Sure you trust sendmail as far as you have to on your own machine.  In
particular you trust it to guard against malicious clients including those
on other machines.

The whole point of ssh is that it allows you to stop relying on the
network to be secure.  Ssh is at its best when the connection is only
available on presentation of an authorised key.  Given this there's no
need for any trusted port stuff.  It adds nothing.  

I guess it's nice that rhosts/shosts authentication is there for those who
want it, but to my mind the client should not be suid by default.  At
least not for the sake of connecting to a 'trusted' port.

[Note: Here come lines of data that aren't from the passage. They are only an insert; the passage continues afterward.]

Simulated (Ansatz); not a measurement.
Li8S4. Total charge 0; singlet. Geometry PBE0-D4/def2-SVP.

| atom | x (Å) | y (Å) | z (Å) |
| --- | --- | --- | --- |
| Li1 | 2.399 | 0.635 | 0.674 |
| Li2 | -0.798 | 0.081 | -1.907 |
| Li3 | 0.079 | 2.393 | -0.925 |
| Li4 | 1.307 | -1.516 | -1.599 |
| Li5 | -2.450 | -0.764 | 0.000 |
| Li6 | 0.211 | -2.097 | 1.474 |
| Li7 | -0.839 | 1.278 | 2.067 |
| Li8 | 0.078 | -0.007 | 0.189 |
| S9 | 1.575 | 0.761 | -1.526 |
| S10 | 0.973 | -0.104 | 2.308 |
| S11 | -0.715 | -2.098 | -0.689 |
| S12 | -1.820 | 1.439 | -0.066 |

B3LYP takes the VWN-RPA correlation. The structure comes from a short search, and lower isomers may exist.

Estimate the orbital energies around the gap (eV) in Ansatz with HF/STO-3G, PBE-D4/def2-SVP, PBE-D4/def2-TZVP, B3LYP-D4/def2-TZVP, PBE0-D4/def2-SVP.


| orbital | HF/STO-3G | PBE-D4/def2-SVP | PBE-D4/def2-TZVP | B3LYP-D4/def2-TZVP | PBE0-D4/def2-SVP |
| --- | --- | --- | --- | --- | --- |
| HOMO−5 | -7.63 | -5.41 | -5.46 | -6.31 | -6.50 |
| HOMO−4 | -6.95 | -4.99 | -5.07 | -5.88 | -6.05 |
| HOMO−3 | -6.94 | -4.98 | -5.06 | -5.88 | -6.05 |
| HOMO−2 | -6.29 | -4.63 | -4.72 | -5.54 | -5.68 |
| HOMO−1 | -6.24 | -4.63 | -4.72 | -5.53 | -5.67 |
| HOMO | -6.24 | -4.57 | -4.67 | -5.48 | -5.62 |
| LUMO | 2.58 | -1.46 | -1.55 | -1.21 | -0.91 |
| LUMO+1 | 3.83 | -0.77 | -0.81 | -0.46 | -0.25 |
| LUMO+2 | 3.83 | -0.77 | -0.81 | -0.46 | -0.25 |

There is another reason for having a suid client, although ssh doesn't
make use of it.  That is for providing a barrier within the client machine
which safeguards the encryption keys and limits which users have access to
a given secure connection. Say you have a cgi script which needs an
encrypted connection to a service on another machine.  You want it to be
able to use an authorized key's priviledges, but in the case where the
script is compromised, you do not want that key to be stolen.

Ssh doesn't seem to provide for root owned keys though.  So you're back to
setting up ssh forwarding from a local port - better than rhosts/shosts,
but some sort of authentication has to be worked out.  Probably you use
either a file socket or a suid wrapper to ssh.  I guess this could be suid
to a non-root user which has access to the keys.